# Don't be like me kids...



## Hughesie (Nov 6, 2007)

im lying in bed typing because yep, i have hurt my back from lifting heavy things, finally my "it won't happen to me" mentality has caught up with me and now my back hurts.

bend with your knees people

a 17year old with a back problem isn't a fun thing, i have my whole life ahead of me.


----------



## Raktor (Nov 6, 2007)

Lifting?

Bah.

That's what other people are for.


----------



## derekleffew (Nov 6, 2007)

Hughesie89, I thought the reason sound men always say, "Check one two, one two," is because "on three you lift." Did you forget?


----------



## avkid (Nov 6, 2007)

Back support belts are cheap and easy to find, get one!


----------



## Van (Nov 6, 2007)

The first time I really screwed up my back, at age 16, I asked the Dr., " What can I do to keep this from happenning ever again?" He replied, " Get an Education." 
Remember lift with your knees, they're easier to fix.


----------



## gafftaper (Nov 6, 2007)

Oh Hughesie... you know things are twice as heavy in the Metric system. One Kilogram is over two pounds! A 50 kilogram bag of sand would be over 100 pounds that's way to much to lift. Here a 50 pound bag of sand is only 50 pounds. Convert... it'll be much easier on your back! 

Furthermore you have all that weird upside down gravity to fight. Things are much lighter up here because we are lifting right side up. To be easier on your back you might want to think about moving to at least a more equatorial location. 

 Take care of yourself kid, you only have one back! 


Oh as for the back support belt. I heard about a study that showed that people were not wearing them properly and getting injured more than those who didn't use the belt. Apparently people said, "I'm wearing my belt I can lift really big things now!" Then still lifting with their back, and not their legs, they tried to lift something way too heavy. The back support belts are good but only work if worn properly and proper lifting posture is used.


----------



## gafftapegreenia (Nov 6, 2007)

But gaff, everyone knows that safety gear makes you invicible!

Seriously, theres a reason why safety gear always has a label thay says "when properly used......"


----------



## Charc (Nov 6, 2007)

Hughesie89 said:


> im lying in bed typing because yep, i have hurt my back from lifting heavy things, finally my "it won't happen to me" mentality has caught up with me and now my back hurts.
> bend with your knees people
> a 17year old with a back problem isn't a fun thing, i had my whole life ahead of me.



Corrections in red.




 That was mean.


----------



## Hughesie (Nov 7, 2007)

charcoaldabs said:


> Corrections in red.
> 
> 
> 
> ...



hopefully not


----------



## gafftaper (Nov 7, 2007)

Well Hughesie you learned your lesson, hopefully it was a mistake that won't have permanent results and you can learn from it and move on. 

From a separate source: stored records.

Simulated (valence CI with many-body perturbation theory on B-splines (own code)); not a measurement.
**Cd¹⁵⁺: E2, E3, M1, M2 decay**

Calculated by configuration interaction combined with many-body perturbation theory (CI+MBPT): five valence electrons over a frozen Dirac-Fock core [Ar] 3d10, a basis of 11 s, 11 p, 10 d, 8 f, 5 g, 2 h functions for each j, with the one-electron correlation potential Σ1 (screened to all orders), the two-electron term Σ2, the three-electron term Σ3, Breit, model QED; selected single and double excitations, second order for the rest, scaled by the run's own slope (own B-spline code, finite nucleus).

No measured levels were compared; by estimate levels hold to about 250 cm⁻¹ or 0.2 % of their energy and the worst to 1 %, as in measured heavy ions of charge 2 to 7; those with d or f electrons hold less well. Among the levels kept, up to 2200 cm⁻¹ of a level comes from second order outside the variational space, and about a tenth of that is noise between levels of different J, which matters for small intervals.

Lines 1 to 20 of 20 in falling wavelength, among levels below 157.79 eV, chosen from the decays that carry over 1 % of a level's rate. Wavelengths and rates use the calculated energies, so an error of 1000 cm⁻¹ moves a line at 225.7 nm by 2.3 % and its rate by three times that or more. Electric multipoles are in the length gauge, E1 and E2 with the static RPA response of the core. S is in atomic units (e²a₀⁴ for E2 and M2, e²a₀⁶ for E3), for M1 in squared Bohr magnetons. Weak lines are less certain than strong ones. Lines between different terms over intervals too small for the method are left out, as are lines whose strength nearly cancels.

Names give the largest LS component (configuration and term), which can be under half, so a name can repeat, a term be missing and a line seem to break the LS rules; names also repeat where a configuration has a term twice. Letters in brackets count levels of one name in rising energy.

Now if we can just get Charc to learn his lesson before he falls in one of those death trap theaters and lays on the floor alone for the weekend because no one knows he's there.


----------



## Hughesie (Nov 7, 2007)

Yes Charc, you have my pity, remember safety first


----------



## Chaos is Born (Nov 7, 2007)

I don't think you're in too bad of shape. I hurt my lower back something serious when i was 14. I started biking and running triathlons after that to help the blood flow recovery, mainly biking though... running just jostles it too much for my taste. Now at 22 I'm fine and lifting much more than I was back then. It will take time to recover, but I am willing to bet you never make the same mistakes again!


----------



## Logos (Nov 7, 2007)

It can catch up with you.

I hurt my back quite badly playing Rugby in my teens. A scrum collapsed with me under it. 
I took up swimming in a big way after that and also competed in long distance track events as well as all the rehab stuff and over many years had very little trouble. Now I'm admiittedly overweight and nearly sixty and I am starting to have problems again. My Doctor has sent me back to swimming. It's good.


----------